The New York City Department of Finance has released a new “NYC Taxpayer Bill of Rights” on its website. The Bill of Rights identifies 10 categories of taxpayer rights, and elaborates on those rights. Some of the rights reflect substantive changes in the Department’s operations. For instance, one category is “the right to challenge the Department’s position and be heard.” Under that category, taxpayers now “have the right to receive, in writing, an explanation of why the Department of Finance does not agree with your position” or “does not accept your documents.” The release of the new NYC Bill of Rights coincides with the creation of an Office of the Taxpayer Advocate and the recent appointment of Diana Leyden as the New York City Taxpayer Advocate.

The NYC Taxpayer Bill of Rights is a welcome and overdue initiative. Interestingly, the Department previously had a Taxpayer Bill of Rights for many years, but it inexplicably was removed from the Department’s website a few years ago, causing some practitioners to wonder why. Unlike the more comprehensive Taxpayers’ Bill of Rights contained in Article 41 of the Tax Law, which applies to taxes administered by the New York State Department of Taxation and Finance, the NYC Taxpayer Bill of Rights is not statutorily mandated. Committing it to law would be a worthwhile goal.
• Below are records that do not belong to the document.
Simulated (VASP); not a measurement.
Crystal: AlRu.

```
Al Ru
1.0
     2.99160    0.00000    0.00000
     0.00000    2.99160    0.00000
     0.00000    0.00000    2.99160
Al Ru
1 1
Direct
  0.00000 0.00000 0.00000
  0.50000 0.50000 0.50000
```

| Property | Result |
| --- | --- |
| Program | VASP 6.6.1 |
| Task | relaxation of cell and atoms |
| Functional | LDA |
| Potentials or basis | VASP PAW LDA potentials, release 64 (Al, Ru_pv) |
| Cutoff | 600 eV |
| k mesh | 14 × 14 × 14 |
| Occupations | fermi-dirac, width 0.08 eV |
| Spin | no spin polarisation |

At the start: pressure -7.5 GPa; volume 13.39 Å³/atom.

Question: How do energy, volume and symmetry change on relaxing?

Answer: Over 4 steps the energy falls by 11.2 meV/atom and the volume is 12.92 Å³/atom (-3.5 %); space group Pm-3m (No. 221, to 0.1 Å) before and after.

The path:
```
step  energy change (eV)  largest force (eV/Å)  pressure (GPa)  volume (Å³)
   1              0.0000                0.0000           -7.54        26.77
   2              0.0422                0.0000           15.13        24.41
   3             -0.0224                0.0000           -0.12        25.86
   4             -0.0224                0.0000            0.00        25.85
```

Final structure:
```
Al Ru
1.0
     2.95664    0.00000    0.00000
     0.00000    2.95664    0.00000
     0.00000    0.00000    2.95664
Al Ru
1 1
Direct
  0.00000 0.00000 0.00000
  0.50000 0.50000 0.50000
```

It is also interesting that certain rights in the former NYC Bill of Rights are changed in the new Bill of Rights. For instance, there is no longer an explicit right not to be subject to “collection quotas” by the Department. Also, under the former Bill of Rights, the only exception to the taxpayer’s right to confidentiality was that taxpayer information could be shared with certain other government agencies “under strict legal guidelines.” The new right to confidentiality contains an exception for taxpayer information that can be shared outside the Department as “allowed by law,” but does not specify what those statutory exceptions are.